Summary: | Kernels 2.6.17 and 18 lose network connection to Solaris 10 machines | ||
---|---|---|---|
Product: | Gentoo Linux | Reporter: | Ian Ballantyne <ian> |
Component: | [OLD] Core system | Assignee: | Gentoo Kernel Bug Wranglers and Kernel Maintainers <kernel> |
Status: | RESOLVED INVALID | ||
Severity: | normal | ||
Priority: | High | ||
Version: | unspecified | ||
Hardware: | x86 | ||
OS: | Linux | ||
Whiteboard: | |||
Package list: | Runtime testing required: | --- | |
Attachments: |
Ethereal capture of ssh session from start to death.
terminal log of ssh session (username exchanged for XXX) Ethereal capture of http download of picture Ethereal capture of ssh session for kernel 2.6.16-r13 Ethereal capture of http download of picture kernel 2.6.16-r13 Ethereal capture of ssh session 2.6.16-r13, tcp_window_scaling = 0 Ethereal capture of http picture download 2.6.16-r13, tcp_window_scaling = 0 Ethereal capture of ssh session 2.6.18, tcp_window_scaling = 0 Ethereal capture of http picture download 2.6.18, tcp_window_scaling = 0 |
Description
Ian Ballantyne
2006-10-06 06:12:38 UTC
Created attachment 98932 [details]
Ethereal capture of ssh session from start to death.
This ethereal dump was obtained by starting a capture, opening an ssh session and entering 'cat README1'.
Created attachment 98933 [details]
terminal log of ssh session (username exchanged for XXX)
Created attachment 98934 [details]
Ethereal capture of http download of picture
This is the ethereal dump obtained when trying to get the file dscf0004.jpg which is available in the directory on the webserver. The attempt was when using konwueror 3.4.3. This connection seemed to die after 4Kb of data, at least that's what konqueror showed in it's progress dialogue.
Its not gentoo problem its kernel problem so you should post this bug on http://kernel.org. > Its not gentoo problem its kernel problem so you should post this bug on http://kernel.org. Does this mean the bug won't be handled here? No, at least we won't send you there until we've looked at it for ourselves. Does "echo 0 > /proc/sys/net/ipv4/tcp_default_win_scale" help? See http://lwn.net/Articles/92727/ 2.6.17 scales the window size based on your RAM size much more than earlier kernels. My system jumped from scale factor 2 to 7 (1GB RAM). Created attachment 99219 [details]
Ethereal capture of ssh session for kernel 2.6.16-r13
This is an ethereal capture of an ssh session that I opened to the server using kernel 2.6.16-r13. I've looked through it and it seems to also be filled with errors, although the transmission of data is completed. In the terminal output of the cat, there were 2 noticable "delays" of the data flow, presumabley caused by the errors, corrections and continuations that occurred in the transmission.

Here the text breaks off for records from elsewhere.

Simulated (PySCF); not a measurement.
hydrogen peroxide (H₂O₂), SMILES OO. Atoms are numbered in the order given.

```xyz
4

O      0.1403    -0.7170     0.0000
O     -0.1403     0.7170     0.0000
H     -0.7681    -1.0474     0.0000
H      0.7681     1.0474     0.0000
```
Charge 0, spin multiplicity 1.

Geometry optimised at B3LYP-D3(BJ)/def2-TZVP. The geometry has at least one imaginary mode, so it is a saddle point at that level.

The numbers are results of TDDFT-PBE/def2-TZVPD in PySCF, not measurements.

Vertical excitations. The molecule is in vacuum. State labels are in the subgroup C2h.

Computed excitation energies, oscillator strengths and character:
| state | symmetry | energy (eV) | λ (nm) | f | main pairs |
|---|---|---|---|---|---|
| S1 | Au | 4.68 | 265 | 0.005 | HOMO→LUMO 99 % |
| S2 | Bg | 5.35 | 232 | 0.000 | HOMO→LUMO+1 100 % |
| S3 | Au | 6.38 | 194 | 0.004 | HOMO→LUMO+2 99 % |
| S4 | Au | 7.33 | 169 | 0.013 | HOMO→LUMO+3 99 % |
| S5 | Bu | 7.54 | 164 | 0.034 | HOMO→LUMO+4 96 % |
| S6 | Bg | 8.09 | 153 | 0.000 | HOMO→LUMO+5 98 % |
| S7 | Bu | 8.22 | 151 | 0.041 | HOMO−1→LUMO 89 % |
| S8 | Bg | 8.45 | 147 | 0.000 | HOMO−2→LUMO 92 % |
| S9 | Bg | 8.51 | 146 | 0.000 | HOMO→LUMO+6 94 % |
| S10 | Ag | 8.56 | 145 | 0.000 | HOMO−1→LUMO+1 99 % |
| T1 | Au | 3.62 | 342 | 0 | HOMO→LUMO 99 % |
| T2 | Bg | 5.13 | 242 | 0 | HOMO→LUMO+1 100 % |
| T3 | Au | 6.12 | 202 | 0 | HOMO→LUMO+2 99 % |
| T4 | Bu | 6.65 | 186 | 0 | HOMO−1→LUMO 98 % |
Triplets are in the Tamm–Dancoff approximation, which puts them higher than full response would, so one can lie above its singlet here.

Created attachment 99220 [details]
Ethereal capture of http download of picture kernel 2.6.16-r13
This is another capture of an attempted download from the server to my system running kernel 2.6.16-r13. Again, this log appears to have numerous errors in it which are corrected and the download completes. Again from the users point of view, the download hangs briefly at 4Kb, then continues. Again I am guessing that this hanging corresponds to the errors in the transmission.
My machine has 1.5Gb RAM. The attempts to echo 1 > /proc/... failed with a File not found error # echo 0 > /proc/sys/net/ipv4/tcp_default_win_scale -bash: /proc/sys/net/ipv4/tcp_default_win_scale: No such file or directory However I did find /proc/sys/net/ipv4/tcp_window_scaling which seems to be relevant, so I tried the following: Kernel 2.6.16-r13: # cat /proc/sys/net/ipv4/tcp_window_scaling 1 # echo 0 > /proc/sys/net/ipv4/tcp_window_scaling with a significant results - There were no visible delays in getting data, and in the ethereal dumps there appears to be no errors or anything like that, just a window update while getting the dscf0004.jpg file. Kernel 2.6.18: # cat /proc/sys/net/ipv4/tcp_window_scaling 1 # echo 0 > /proc/sys/net/ipv4/tcp_window_scaling Again with significant results - an ssh connection has no delays what so ever, the ethereal dumps showed no errors at all. Getting the image, dscf0004.jpg did generate a number of TCP Window Full frames, however there was again no noticable delay in the transfer of the data. I will attatch ethereal captures of the results from the echo 0 > /proc/.../tcp_window_scaling I read the article at lwn. Does this mean our crisco ;-) routers with the newest software updates are responsible??? Created attachment 99225 [details]
Ethereal capture of ssh session 2.6.16-r13, tcp_window_scaling = 0
This is the ethereal capture from an ssh session from kernel 2.6.16-r13 after doing an echo 0 > /proc/sys/net/ipv4/tcp_window_scaling. The capture is the results of doing a cat of README1. This capture appears to have no errors in it.
Created attachment 99226 [details]
Ethereal capture of http picture download 2.6.16-r13, tcp_window_scaling = 0
This is the ethereal capture from a http download of dscf0004.jpg from kernel 2.6.16-r13 after doing an echo 0 > /proc/sys/net/ipv4/tcp_window_scaling. There are a number of TCP Full frames to be seen, however there seems to be no errors, and there were no delays in getting the data from the web server.
Created attachment 99228 [details]
Ethereal capture of ssh session 2.6.18, tcp_window_scaling = 0
This is the ethereal capture from an ssh session from kernel 2.6.18 after doing an echo 0 > /proc/sys/net/ipv4/tcp_window_scaling. The capture is the results of doing a cat of README1. This capture appears to have no errors in it, only two TCP window updates.
Created attachment 99229 [details]
Ethereal capture of http picture download 2.6.18, tcp_window_scaling = 0
This is the ethereal capture from a http download of dscf0004.jpg from kernel 2.6.18 after doing an echo 0 > /proc/sys/net/ipv4/tcp_window_scaling. There are a lot of TCP Full frames to be seen and two Window Updates at the end of the capture, however there seems to be no errors, and there were no delays in getting the data from the web server.
It means either some routers in your path are broken, or that the network stack on the remote end is at fault. And setting that /proc value is an acceptable workaround, you would lose out on *some* performance on a low-latency LAN but other than that things should work OK... |